I saw the link you shared for how skywalking handles this, and at first glanced it seemed very similar, however, there's a key difference. Skywalking seems to be a java-only auto-instrumentation solution whereas opentelemetry can inject instrumentation for multiple languages. That results in what we agreed to be a confusing experience for users where a cluster admin needs to set a piece of configuration AND a tenant in the cluster needs to set configuration as well.

What are the user stories for this request and how do they differ from today? With the change you've made, it seems to be a very similar end state where both cluster admin and tenant need to do actions which feels against the goal of the issue which is to put the onus of instrumentation solely in the hands of the cluster admin.
What are the reasons for having multiple instrumentation resources for the same language in the same cluster? I'm not sure I understand the exact issue today that the current solution solves.

I was imagining it would be more beneficial for both personas if the cluster admin could specify a set of rules that specify a selector for applications to target for injection and specify which languages (and optionally container names) to inject. Let me know your thoughts here, and if you'd like to meet more to discuss the above I'd be happy to chat.

crossoverJie commented 1 month ago

@jaronoff97

Thank you for following up on this issue.

That results in what we agreed to be a confusing experience for users where a cluster admin needs to set a piece of configuration AND a tenant in the cluster needs to set configuration as well.

Can you explain the relationship between cluster admin and tenants here? In my scenario, I'm the only one maintaining Instrumentation.

2. What are the reasons for having multiple instrumentation resources for the same language in the same cluster? I'm not sure I understand the exact issue today that the current solution solves.

apiVersion: opentelemetry.io/v1alpha1
kind: Instrumentation
metadata:
  name: instrumentation-sit-grpc-consumer
  namespace: sit
spec:
  env:
    - name: OTEL_SERVICE_NAME
      value: grpc-consumer
  selector:
    matchLabels:
      app: grpc-consumer
  java:
    image: autoinstrumentation-java:v1
    extensions:
      - image: extensions:v1
        dir: /extensions
    env:
      - name: OTEL_RESOURCE_ATTRIBUTES
        value: service.name=grpc-consumer

---
apiVersion: opentelemetry.io/v1alpha1
kind: Instrumentation
metadata:
  name: instrumentation-sit-grpc-provider
  namespace: sit
spec:
  env:
    - name: OTEL_SERVICE_NAME
      value: grpc-provider
  selector:
    matchLabels:
      app: grpc-provider
  java:
    image: autoinstrumentation-java:v1
    extensions:
      - image: extensions:v2
        dir: /extensions

    env:
      - name: OTEL_RESOURCE_ATTRIBUTES
        value: service.name=grpc-provider

This is our usage scenario, and there are some application-specific configurations that need to be defined in different Instrumentations.

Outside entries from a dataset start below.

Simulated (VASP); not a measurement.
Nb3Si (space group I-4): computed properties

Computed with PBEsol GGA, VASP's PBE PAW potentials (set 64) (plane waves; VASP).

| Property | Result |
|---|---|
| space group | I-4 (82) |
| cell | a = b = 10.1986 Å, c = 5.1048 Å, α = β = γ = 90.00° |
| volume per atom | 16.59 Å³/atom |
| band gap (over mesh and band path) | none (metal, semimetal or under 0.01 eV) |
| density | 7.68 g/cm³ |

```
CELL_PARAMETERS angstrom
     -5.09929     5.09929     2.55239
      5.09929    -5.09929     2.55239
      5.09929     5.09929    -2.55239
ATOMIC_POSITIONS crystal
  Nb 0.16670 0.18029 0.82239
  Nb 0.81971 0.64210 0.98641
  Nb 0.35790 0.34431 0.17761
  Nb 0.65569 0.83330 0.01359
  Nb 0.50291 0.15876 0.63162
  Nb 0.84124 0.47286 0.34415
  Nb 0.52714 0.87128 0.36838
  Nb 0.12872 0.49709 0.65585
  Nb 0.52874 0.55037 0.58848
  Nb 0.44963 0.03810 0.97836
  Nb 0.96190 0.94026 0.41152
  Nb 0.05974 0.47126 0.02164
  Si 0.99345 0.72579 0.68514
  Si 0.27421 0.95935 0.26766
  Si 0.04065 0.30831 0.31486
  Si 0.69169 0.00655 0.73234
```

There are some other examples:

New versions of javaagent are only tested on specific applications first.
Some specific applications only need to report metrics but do not want to report traces.
For resource isolation, the OTEL_EXPORTER_OTLP_ENDPOINT reported by some applications may be different.

Therefore we like that each application can maintain its own Instrumentation file independently.

jaronoff97 commented 1 month ago

Thanks for adding more context! Given that you want each application to maintain its own Instrumentation, it's unclear to me why adding the name of the instrumentation in the application is more effort than today? All of the use cases you mentioned are solved with the existing system of annotations by allowing users to specify which instrumentation they want to use.

I still think the broader use case you describe is valuable, however, and it would be much simpler if the instrumentation selected its applications too. I think that instrumentation selector only works (or works best) when the user doesn't need to modify their application whatsoever to do so.

crossoverJie commented 1 month ago

Thanks for your reply, the following issues may require further discussion.

it's unclear to me why adding the name of the instrumentation in the application is more effort than today?

apiVersion: apps/v1
kind: Deployment
metadata:
  labels:
    app: order
  name: order
spec:
  template:
    metadata:
      annotations:
        instrumentation.opentelemetry.io/container-names: "order"
        instrumentation.opentelemetry.io/inject-java: "true"
        # associate instrumentation
        instrumentation.opentelemetry.io/instrumentation-name: "instrumentation-prod"
...
----
apiVersion: opentelemetry.io/v1alpha1
kind: Instrumentation
metadata:
  name: instrumentation-prod
  namespace: prod
...

Do you mean to associate Instrumentation in deployment?

All of the use cases you mentioned are solved with the existing system of annotations by allowing users to specify which instrumentation they want to use.

I don't understand clearly here.

Similar to my last comment, in the current time we will create an Instrumentation for each application and define environment variables in this Instrumentation.

Is there any other way to configure these environment variables? We don't want to configure startup parameters in the application, we want all configuration to be done by Operator.

I think that instrumentation selector only works (or works best) when the user doesn't need to modify their application whatsoever to do so.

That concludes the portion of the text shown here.